Since the mid 1990’s with the advent of data warehousing and business intelligence there has been a growing awareness within businesses of how important data is becoming, so much so it is now considered an asset. Throughout the 2000’s while many organisations were cutting costs in IT, customer relationship management and business intelligent systems were not cut as companies realised they needed to better understand their customers and prospects. More recently social media has increased the need for businesses to understand and engage with their customers continuously in real time. It has also generated rapidly expanding, previously unheard of volumes of unstructured, multi-media data that records those interactions.
To understand and take competitive advantage of this new critical asset companies must simultaneously take advantage of several emerging technologies and develop a customer facing culture. This is no easy task and there are several issues to address in any data strategy that seeks to make these changes:
Data Quality is the most critical issue organisations face in their data strategy. They may have neglected their data for years taking for granted that their transactions served their basic purpose regardless of the age of the legacy applications. However, when they attempt to use that data in a reporting and researching context it is no longer fit for purpose and must be cleansed before it can be used. This can greatly extend the elapsed time of any strategy and multiply the cost.
Data Management and Governance best practice is essential to any data strategy. Typically, a large company will have several copies of the same data in different siloed applications. The data strategy depends upon the knowledge of those data elements that the organisation absolutely depends upon and which applications contain the highest quality, up to date and authoritative version of that data. The core data elements must be identified, documented, audited and classified for quality, accuracy, integrity, privacy, confidentiality and much more.

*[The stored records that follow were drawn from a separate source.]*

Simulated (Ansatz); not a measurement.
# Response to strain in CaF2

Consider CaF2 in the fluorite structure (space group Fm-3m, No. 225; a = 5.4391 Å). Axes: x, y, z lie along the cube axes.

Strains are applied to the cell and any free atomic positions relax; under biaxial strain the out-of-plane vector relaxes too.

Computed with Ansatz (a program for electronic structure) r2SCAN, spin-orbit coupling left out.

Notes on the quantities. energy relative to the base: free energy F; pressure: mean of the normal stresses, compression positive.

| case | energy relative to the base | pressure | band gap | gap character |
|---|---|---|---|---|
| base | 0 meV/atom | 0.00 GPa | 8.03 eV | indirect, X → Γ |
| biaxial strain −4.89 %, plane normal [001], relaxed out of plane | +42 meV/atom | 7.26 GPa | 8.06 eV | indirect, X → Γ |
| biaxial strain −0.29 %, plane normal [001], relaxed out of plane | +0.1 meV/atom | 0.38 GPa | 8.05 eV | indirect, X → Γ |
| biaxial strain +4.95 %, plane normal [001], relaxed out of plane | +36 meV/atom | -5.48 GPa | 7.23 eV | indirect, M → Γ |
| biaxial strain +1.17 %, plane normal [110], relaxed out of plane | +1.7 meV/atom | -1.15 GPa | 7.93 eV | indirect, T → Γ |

Business Strategy Alignment must be considered in any data strategy. The data strategy must focus upon the data elements that matter to the vision, goals and objectives of the corporation. It is typically too costly to cleanse all of the data within an organisation and to do so to the wrong data will be unproductive. Investment must concentrate upon that data which the organisation depends upon to compete and fulfill its core competence functions.
Change Management will be required to support and train people as they adapt to new ways of working to manage their own data. The business must adopt responsibility for the quality and integrity of their own data appointing data owners and stewards to be active in these new responsibilities.
Cultural Change is necessary at all levels of the company. Managers must adjust to making decisions based upon the information rather than on gut feel. Governance practices require decisions to be open, transparent and collegiate rather than one person’s autocratic decision taken behind closed doors. Personnel who understand the business and market of the organisation must learn to recognise patterns in their data that can be useful even when dissociated from any apparent logical cause.
Data Compliance is increasingly demanding data to be managed, reported, maintained and retained accurately to meet industry and governmental standards. The bar is continuously been raised with new data provision impositions upon corporations.
Technology Acquisition is required to enable increased volumes of data to be held and processed for reporting. Historically that data has been structured into relational database management systems (RDBMS). More recently, social media has forced the additional use of unstructured multi-media data in text, video, audio and graphics formats. New technologies are emerging to enable these structured and unstructured data to be analysed together in large volumes within business intelligence and data analytics.
New techniques, skills and practices are required to do this successfully. Companies cannot buy the technology and use it as if shrink-wrapped. A full enterprise strategic approach is required that encompasses at least the basic issues mentioned in this brief article and much more. The company will typically not carry the necessary expertise internally and will require external advice, support and assistance from specialised industry expertise.